Hi, I’m Rachel! We have some new friends joining this week so a quick introduction or reintroduction. I’m a millenial, multivocational pastor in Ohio who spends part of my time leading a delightful small church and the other time writing, teaching piano, prioritizing family time, and generally trying to keep paying off my student debt. I love being multivocational and wanted to set aside time to reflect with a wide enough window so that others could join in for encouragement, resources, and general camaraderie. I've written about saying no to nice church people, part-time money, and the joy of being me. I’m glad you’re here.
When I was in high school I was part of the exceptionally nerdy Academic Decathlon team. I never did quite get the hang of the economics tests or memorize enough history facts, but there was one event I consistently loved and did well in. That event was impromptu speech.
Just as it sounds, there was no preparing for the topic of the speech. You’d have one minute to gather your thoughts, a notecard for some scribbling, and two minutes to present your speech.
For some, this was horribly stressful. But for me, it eliminated a worry I always had about other topics. There was no worry that I hadn’t prepared enough or studied enough. I could succeed just by showing up and trying my best.1
It is no surprise then that my preaching has been shaped by this experience. As a part-time pastor there are weeks I just don’t have much time to prepare a sermon. It’s not often, but there are Sunday mornings that I just have a scripture and an idea. What I’ve found is sometimes those are the weeks I thrive. But it’s taken some untangling from the intensity of preparation and writing I was taught in seminary. It’s also taken some clearer understanding of my gifts and not trying to make my preaching voice into someone else’s.2
Were you ever taught that one minute of preaching required one hour of study? I was. And this meant that I always felt I was behind. There was never enough time. And I love a seven minute sermon.

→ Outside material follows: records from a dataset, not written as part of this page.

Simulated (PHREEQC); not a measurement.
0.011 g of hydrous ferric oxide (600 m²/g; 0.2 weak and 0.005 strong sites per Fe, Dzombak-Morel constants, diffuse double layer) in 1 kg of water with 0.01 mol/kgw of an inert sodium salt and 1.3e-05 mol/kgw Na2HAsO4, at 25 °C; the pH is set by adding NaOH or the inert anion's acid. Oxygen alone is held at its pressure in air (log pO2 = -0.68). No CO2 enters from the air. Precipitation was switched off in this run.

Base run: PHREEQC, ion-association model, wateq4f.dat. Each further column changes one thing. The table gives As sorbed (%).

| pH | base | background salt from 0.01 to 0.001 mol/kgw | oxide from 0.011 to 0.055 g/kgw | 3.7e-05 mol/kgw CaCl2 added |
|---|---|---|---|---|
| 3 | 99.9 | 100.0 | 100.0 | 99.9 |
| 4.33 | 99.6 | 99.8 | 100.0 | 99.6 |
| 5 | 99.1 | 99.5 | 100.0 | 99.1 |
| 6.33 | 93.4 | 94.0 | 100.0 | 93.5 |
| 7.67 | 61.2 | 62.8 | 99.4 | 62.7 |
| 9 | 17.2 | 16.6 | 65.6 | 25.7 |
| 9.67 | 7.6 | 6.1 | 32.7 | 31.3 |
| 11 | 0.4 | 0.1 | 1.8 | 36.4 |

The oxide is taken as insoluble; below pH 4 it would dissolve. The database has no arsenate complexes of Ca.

It took an understand of me and my preaching voice to remember where I excelled—impromptu speech. I love a good time crunch. And truthfully, I do prepare for my sermons all week. It’s just not when I’m sitting down and writing at my computer. It’s when I’m at the grocery store, or cooking dinner, or out on a walk. I think my sermons more than I write them.
To be perfectly honest, this approach makes for some pretty mediocre preaching weeks. I lose control over making each sentence and phrase exactly right. Impromptu speech does not make for good editing.
It’s a good spiritual practice for me to have a little less control though. And I have high trust in my congregation, that they value my preaching, but also my prayers, and my music leadership, and are content to show up the next week if the sermon was just a bit meh. Their trust also gives me a chance to live as me. An impromptu speech loving, time crunched, bivocational pastor.
Welcome Festival of Homiletics Attendees!
A special shout out to those joining via the Festival of Homiletics. You’ll be receiving some more of my preaching thoughts this week and the next—not from a preaching expert, but from someone who understands the grind of preaching mostly weekly in a 20 hour a week position (more on that later this week!) But also I share lots of other nonsense because this is all about being my full self which also means romance recommendations, weird music, and pet photography.
What I’m reading
After a bit of a book slump I had a stellar reading week which included Several People Are Typing by Calvin Kasulke. I recently joined Slack for a summer sabbatical gig I’m doing—perfect timing. This book is a series of Slack messages about someone who has become trapped in Slack. It’s goofy, funny, fast, and definitely dystopian. My spouse tells me this is a modern epistolary novel, but that's just a fancy way of saying it’s always fun to read messages over someone’s shoulder.
What life looks like
Sunny spring days (spot Josie)
I really want you to know I got a silver medal in this event but this was also nearly two decades ago but I’m still proud, you know?
I do have a preacher voice though which is not dissimilar from my sister’s phone voice. But I try not to because it’s just really weird and I would like to sound like a human if possible.
This is so, so, so resonant. Someone recently asked me how I "only spend 3 hours a week" on sermons, and it hurt a bit because I would *love* to be able to be a "resident theologian" and spend 20 hours/week on the writing a sermon that would make Ernest Hemingway, Walter Brueggemann, and Stanley Hauwerwas proud all at once. But my pastoral leadership *has* to be more than pulpit leadership, and if I'm honest, the bulk of my sermon-writing is the reflections that happen in day-to-day life—the stuff that makes me open the Notes app in the middle of a meeting at my health-insurance-providing job or housecleaning.
oh my gosh...what a relief to hear that there is someone else who doesn't necessarily spend that "one hour per minute" of study. I have been engaged in an argument with self for quite a while now; the seminary grad in me says "you do not study enough, write enough, research enough" to prep a sermon every Sunday. The "me" says.....this is really just not possible in the life God has me in right now and "is that okay?". Most of the time my Sunday sermon comes from a few hours of reading/studying on one day, the other days are thinking about the scripture, the big picture of the message, and considering how I might build that bridge between the ancient scripture and today. The actual writing and crafting of the sermon is my Sunday morning routine. Sometimes it is quite nerve wracking....I find myself thinking oh my gosh what if nothing comes out when I write, but gradually I have come to trust that God has this, that whatever comes from my fingers and through my mouth will be supported by the Holy Spirit!